Saturday, June 2, 2012

Chris Rawlings – Autumn Gold


CHRIS RAWLINGS
Autumn Gold

Chris Rawlings was one of my favourite local singer-songwriters when I first started hanging out on the Montreal folk scene back around 1969. He was then in the early stages of his solo career after spending a few years as part of a band called Rings and Things. Forty years ago this fall, when I started my first concert series at Dawson College in Montreal, Chris headlined my second concert presentation. And when I started running the Golem Coffee House in 1974, Chris was one of my frequently-presented artists. Some of the material on this collection of live tracks and previously unreleased studio recordings dates from those days.

Among the highlights are a couple of topical songs written from perspective of a Quebec anglophone. “Farewell to Quebec,” recorded live in Toronto in 1989, is a bittersweet farewell that captures well the feelings of so many people caught up in great anglo exodus from Quebec that became a tidal wave in the 1970s and ‘80s (and which still continues to this day).

And “Hey René,” recorded in 1976, is a reaction to the election of Quebec’s first separatist government under René Lévesque. One of the most prophetic lines in the song says, “What will you do when the contract comes due and the union bosses that supported you want more?” We found out the answer to that in 1982 when Lévesque and his finance minister, Jacques Parizeau, rolled back public sector wages by 20% in what was the most draconian anti-labour legislation in Canadian history.

Other highlights include a 1972 recording of “House of D,” covered back in the day by Christopher Kearney, a folk-rock song that reaches out to a teenage girl caught up in a cycle of abuse and detention and Chris and Paul Lauzon’s dreamy setting of William Butler Yeats’ “Lake Isle of Innisfree” recorded live in 1998 (but which I remember from back in the 1970s).

I particularly liked hearing Chris’ versions of two of the late Wade Hemsworth’s classic songs. “The Log Driver’s Waltz,” recorded in 1972, includes harmonies from Wade himself and three original members of the Mountain City Four: Anna McGarrigle, Peter Weldon and Jack Nissenson, while the solo version of “The Wild Goose,” recorded at the Wade Hemsworth Tribute Concert in Montreal in 2002, is beautiful and haunting.

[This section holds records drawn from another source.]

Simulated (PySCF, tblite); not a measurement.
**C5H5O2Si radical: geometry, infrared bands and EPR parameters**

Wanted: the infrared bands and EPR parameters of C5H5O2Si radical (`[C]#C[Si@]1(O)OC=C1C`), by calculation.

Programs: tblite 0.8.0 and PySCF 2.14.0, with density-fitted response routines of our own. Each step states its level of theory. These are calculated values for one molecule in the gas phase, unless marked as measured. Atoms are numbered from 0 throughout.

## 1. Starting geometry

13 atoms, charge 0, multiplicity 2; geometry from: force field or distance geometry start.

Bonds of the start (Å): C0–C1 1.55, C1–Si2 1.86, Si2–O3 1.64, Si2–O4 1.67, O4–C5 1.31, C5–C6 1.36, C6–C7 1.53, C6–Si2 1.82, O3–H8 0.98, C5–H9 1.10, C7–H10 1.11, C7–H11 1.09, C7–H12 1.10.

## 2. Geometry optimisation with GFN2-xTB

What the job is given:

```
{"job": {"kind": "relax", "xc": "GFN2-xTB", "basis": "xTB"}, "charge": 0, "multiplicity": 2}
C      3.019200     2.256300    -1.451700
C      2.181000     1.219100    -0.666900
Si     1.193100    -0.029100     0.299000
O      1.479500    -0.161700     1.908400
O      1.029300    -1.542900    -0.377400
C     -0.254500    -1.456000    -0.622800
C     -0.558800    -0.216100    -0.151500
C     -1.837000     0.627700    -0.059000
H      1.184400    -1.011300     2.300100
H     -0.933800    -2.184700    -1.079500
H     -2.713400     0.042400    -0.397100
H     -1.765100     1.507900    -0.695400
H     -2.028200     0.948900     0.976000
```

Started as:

The album ends with a rollicking version of Chris’ own classic, the tongue-twisting “Pearl River Turnaround” recorded live at Expo ’86 in Vancouver with fiddler Christophe Obermeir.

Chris precedes “Pearl River Turnaround” with a song written and sung by Obermeir at Expo ’86 on which Chris backs him on recorder. As the one track featuring a different lead singer, it interrupts the flow and unnecessarily throws the album off its Rawlings-track.

Overall, Autumn Gold nicely rekindles some fond musical memories from my salad days.

Pictured: Chris Rawlings and Mike Regenstreif at the 2007 Branches & Roots Festival in Ormstown.